“How Did He Get So Popular So Fast?”

Just over a year old, This is True is written up extremely favorably in the New York Times — in the business section. Their reporter is the first one to really understand the implications of my for-profit email publishing idea.

Technology columnist Denise Caruso dug a little deeper into the implications of the Internet “mailing list” phenomenon than most writers have — I guess that’s why she writes for the Times. She called to get a little quote for an article on the subject, but was so intrigued by my business model she chucked out the other parts of the story and did the entire article on This is True instead.

She declared I’m “taking a rather contrarian view of commercial publishing on the global Internet” since I “encourage people to do what comes naturally in net culture — that is, make copies and distribute them with impunity to friends and colleagues.”

Taking the column to the Internet first, and then marketing it to newspapers as a column, is, she says, “a delicious twist: in a world gone mad for moving publications onto the net, Mr. Cassingham is using the Internet to break into print.”

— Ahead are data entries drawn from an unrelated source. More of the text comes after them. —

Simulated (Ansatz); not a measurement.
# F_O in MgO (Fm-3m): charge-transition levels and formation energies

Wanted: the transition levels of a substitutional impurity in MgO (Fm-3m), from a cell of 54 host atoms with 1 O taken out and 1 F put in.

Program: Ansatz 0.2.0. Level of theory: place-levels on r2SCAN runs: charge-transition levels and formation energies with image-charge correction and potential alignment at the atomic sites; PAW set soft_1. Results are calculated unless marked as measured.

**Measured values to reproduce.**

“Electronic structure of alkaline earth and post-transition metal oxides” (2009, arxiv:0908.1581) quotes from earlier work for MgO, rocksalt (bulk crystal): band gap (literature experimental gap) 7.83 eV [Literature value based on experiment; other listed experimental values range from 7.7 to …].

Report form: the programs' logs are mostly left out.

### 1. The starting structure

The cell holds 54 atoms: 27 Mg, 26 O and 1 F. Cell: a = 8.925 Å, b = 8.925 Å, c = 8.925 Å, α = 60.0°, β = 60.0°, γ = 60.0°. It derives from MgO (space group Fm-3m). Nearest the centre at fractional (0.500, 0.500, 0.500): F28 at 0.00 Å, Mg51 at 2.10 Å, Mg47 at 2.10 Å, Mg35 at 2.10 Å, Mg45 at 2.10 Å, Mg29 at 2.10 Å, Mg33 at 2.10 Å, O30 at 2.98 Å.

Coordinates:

“Though Mr. Cassingham encourages people to forward ‘This is True’ to friends and colleagues,” Caruso wrote, “he is relentless about reminding readers that it is copyrighted and can be distributed only on his terms.”

Caruso, noting True‘s huge circulation after just over a year online, asks a good question, and then answers it herself: “How did he get so popular so fast? Well, for one thing, he writes funny stuff.”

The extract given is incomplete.